Table 1.  Measured efficiencies: for a given input mode, we show the probability that the correct mode is identified. I_c is the intensity of the correctly identified mode, and ${I}_{\mathrm{total}}={\sum }_{l=-2}^{+1}{I}_{l}$ is the total intensity collected at the four output modes.

Input mode ℓ	−2	−1	0	+1
$E={I}_{c}/{I}_{\mathrm{total}}$	(73.8 ± 1.0) %	(97.0 ± 1.0) %	(90.7 ± 1.5) %	(87.0 ± 1.5) %

From this data, it is clear that while our cyclic transformation works well, its operation is not uniform across the set of modes. Higher-order modes seem to be transformed with a lower probability than lower-order modes. This can be attributed to the larger diameter of higher-order modes that are clipped at certain optical elements—in particular at the 4 × 4 mm² hologram. This problem can easily corrected by using smaller beams or larger optical elements. Additionally, higher-order modes are known to have a lower coupling efficiency in a phase-flattening measurement than lower-order modes [34]. The use of a mode-dependent lens on the SLM could be used to correct this behavior.

Now let us briefly analyze how the quality of the transformation would influence one of the proposed applications: with the transformation, a four-dimensional Bell state can be converted into a different four-dimensional Bell state. Using the measured values in figure 6, the fidelity of the new Bell state would be 91.5% (see appendix), which is above the limit of 75% for verifying four-dimensional entanglement [26].

We have experimentally demonstrated a four-fold cyclic transformation of optical modes carrying OAM. Modes from a set of OAM quantum numbers ${\ell }=-2,-1,0,+1$ are shifted into the adjacent mode in the set in a cyclic manner. Our setup offers theoretically lossless near-unit transformation efficiency that is reduced to an average efficiency of around 87% due to technical limitations. The experiment was performed with commercially available optical components and without active interferometric stabilization. We expect the measured efficiency to approach the theoretical value with the specific improvements discussed above.

The four-dimensional cyclic transformation demonstrated here opens the door towards performing arbitrary mode transformations between high-dimensional MUBs—a capability considered key for realizing quantum information systems in high dimensions. The experimental setup was found by using a computer algorithm (MELVIN) designed for finding high-dimensional transformations of quantum states [30]. The results serve as confirmation of MELVIN's ability to find experimental configurations that achieve a desired transformation.

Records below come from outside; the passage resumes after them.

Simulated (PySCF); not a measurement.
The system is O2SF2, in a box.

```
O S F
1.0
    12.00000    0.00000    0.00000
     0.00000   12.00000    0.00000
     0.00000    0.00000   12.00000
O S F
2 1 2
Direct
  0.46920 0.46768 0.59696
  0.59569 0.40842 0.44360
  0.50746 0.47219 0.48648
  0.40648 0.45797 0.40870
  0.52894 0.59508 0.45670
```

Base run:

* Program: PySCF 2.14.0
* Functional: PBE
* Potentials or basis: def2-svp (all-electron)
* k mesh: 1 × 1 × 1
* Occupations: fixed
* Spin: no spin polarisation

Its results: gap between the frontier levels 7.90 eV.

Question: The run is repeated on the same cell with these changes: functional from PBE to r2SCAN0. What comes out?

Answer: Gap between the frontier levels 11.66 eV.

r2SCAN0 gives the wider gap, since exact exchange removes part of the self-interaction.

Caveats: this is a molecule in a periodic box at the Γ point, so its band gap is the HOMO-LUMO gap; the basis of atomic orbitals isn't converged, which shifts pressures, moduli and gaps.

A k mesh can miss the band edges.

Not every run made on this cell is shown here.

While we have performed our experiment with a classical beam of light, it should be noted that the setup operation is identical for single photons. However, for its use in quantum experiments, it is important that this cyclic transformation also works for photons carrying a superposition of OAM modes. In order to do so, the two path lengths from the first OAM-BS to the second must be matched to within the coherence length of the input photon. The experiment would then consist of three cascaded MZIs and would require additional improvements in stability. Interestingly, this experiment can be extended with a little effort to an eight-dimensional cyclic operation in a hybrid space of OAM and polarization [30]. The cyclic transformation demonstrated here shows great promise for applications in future quantum information systems and may prove invaluable in fundamental tests of quantum mechanics [35, 36].

We thank Nora Tischler for help with the experiment. This project was supported by the European Research Council (SIQS Grant 600645 EU-FP7-ICT) and the Austrian Science Fund with SFB F40 (FOQUS). MM acknowledges funding from the European Commission through a Marie Curie fellowship (OAMGHZ).

Appendix. Bell state fidelity

By using the cyclic transformation in one of the photons of a four-dimensional two-photon Bell state, one can transform it to a different Bell state. If we start with

$$\begin{eqnarray}&&| {\psi }_{1}\rangle =\displaystyle \frac{1}{2}(| -2,-2\rangle +| -1,-1\rangle +| 0,0\rangle +| 1,1\rangle )\end{eqnarray} \tag{ 1 }$$

and we apply the transformation $\hat{T}$ as shown in figure 6, we find the state

$$\begin{eqnarray}| \rho \rangle & = & \hat{T}| {\psi }_{1}\rangle =(0.42| 1,-2\rangle +0.12| 1,-1\rangle +0.09| 1,0\rangle +0.04| 1,1\rangle \\ & & +0.06| 0,-2\rangle +0.10| 0,-1\rangle +0.08| 0,0\rangle +0.44| 0,1\rangle \\ & & +0.10| -1,-2\rangle +0.11| -1,-1\rangle +0.51| -1,0\rangle +0.12| -1,1\rangle \\ & & +0.11| -2,-2\rangle +0.45| -2,-1\rangle +0.17| -2,0\rangle +0.18| -2,1\rangle ).\end{eqnarray} \tag{ 2 }$$

With the following target state

$$\begin{eqnarray}&&| {\psi }_{2}\rangle =\displaystyle \frac{1}{2}(| 1,-2\rangle +| 0,1\rangle +| -1,0\rangle +| -2,1\rangle )\end{eqnarray} \tag{ 3 }$$

it would result in a fidelity of roughly 91.5%.